Train loss: 929.6456, Test Loss: 936.4531

This model is still not what is wanted, since it still can not fit the data well enough. Notice that there are only 80 samples used in training and 20 in testing (100 data points in total), which it's too small for a dataset that has 42 features.

The next step done is to use the boostrapping resampling technique to resample data points from the empirical distribution. The sample size is increased to 1000 after resampling. Although the resampled data does not make any sense to the real world, the predictive power of the model is drastically improved.

Train loss: 44.991547, Test Loss: 51.1006

The major problem encountered at this stage, from my perspective, is the limited sample size. It is not big enough for the models to learn the pattern well.

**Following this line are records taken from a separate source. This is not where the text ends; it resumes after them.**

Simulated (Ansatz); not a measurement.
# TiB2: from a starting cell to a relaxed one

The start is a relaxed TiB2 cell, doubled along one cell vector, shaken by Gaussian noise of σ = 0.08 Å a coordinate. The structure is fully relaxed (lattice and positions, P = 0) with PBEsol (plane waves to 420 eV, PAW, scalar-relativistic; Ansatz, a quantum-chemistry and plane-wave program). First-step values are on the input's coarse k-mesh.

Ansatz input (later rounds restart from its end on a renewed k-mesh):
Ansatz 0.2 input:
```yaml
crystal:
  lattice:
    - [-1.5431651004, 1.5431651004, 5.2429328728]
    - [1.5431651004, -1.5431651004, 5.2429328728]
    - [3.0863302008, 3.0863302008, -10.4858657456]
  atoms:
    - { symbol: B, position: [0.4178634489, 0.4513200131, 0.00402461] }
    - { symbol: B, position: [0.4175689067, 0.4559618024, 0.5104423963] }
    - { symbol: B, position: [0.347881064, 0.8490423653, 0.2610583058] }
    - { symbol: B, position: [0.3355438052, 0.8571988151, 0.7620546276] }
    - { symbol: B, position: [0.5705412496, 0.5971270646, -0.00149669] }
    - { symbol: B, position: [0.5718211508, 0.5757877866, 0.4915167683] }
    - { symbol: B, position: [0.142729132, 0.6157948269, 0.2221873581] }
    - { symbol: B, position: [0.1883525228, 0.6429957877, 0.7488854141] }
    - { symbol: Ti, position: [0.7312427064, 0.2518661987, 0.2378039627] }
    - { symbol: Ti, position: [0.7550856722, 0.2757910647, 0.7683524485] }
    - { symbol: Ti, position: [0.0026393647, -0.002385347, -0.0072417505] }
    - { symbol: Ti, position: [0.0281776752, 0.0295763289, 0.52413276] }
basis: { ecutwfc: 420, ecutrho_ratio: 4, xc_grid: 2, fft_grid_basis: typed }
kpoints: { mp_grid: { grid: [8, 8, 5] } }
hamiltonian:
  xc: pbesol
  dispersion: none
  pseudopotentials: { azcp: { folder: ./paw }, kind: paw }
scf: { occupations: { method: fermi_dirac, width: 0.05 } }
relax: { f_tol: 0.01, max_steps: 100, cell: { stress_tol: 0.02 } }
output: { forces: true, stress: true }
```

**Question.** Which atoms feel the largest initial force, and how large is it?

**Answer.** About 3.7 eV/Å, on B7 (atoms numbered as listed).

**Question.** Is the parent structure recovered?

Some modifications in progress

Features used in the models

1. Bus data is the same for all samples, so it is taken out.
2. Load data: column 6 & 7. (11 * 2 = 22 starting from 2 to 14)
3. Fixed shunt data is the same for all samples, so it is taken out.
4. Generator data: column 5 & 6 & 18 & 19 (5 * 4 = 20).
5. Branch data is the same for all samples, so it is taken out.
6. Transformer data is the same for all samples, so it is taken out.

Other data categories contain few data, so they are not taken into consideration.

More generalized code for data extraction

def findlines(scenarioNum):
	dir_path = '/home/yixuan/Downloads/Phase_0_IEEE14'
	dir_path = os.path.join(dir_path, scenarioNum)
	txt_file = 'powersystem.raw'
	headerRow = []
	startRow = []
	endRow = []
	with open(os.path.join(dir_path, txt_file)) as file:
		for num, line in enumerate(file):
			line = line.strip()
			if '/' in line:
				headerRow.append(num)
		for start, end in zip(headerRow[:-1], headerRow[1:]):
			startRow.append(start)
			endRow.append(end)
	return	list(np.array(startRow) +1), list(np.array(endRow) - 1)

This function is able to identify the rows where the headers are and return the rows in between, where the data is stored. And in turn, the data combining process becomes the following:

def integrateFeat(scenarioNum):
	startLine, endLine = findlines(scenarioNum)
	feat = []
	for i in range(len(startLine)):
		feat.append(extractCertainLines(startLine[i], endLine[i], scenarioNum))
	sampleFeatures = [item for sub in feat for item in sub]
	for i, x in enumerate(sampleFeatures):
		try:
			sampleFeatures[i] = float(x)
		except ValueError:
			pass
	return sampleFeatures

Performed feature importance visualization based on Random Forest

Bagging tree based algorithms like Random Forest can be used to investigate feature importance. In this project, considering there are 10 targets, the investigation is conducted for each features-target pair. Feature importances vary with respect to different targets. Here are the feature importance plots

For target #1 For target #2 For target #3 For target #4 For target #5 For target #6 For target #7 For target #8 For target #9 For target #10

Looking into the correlation between generator data and genenration dispatch data.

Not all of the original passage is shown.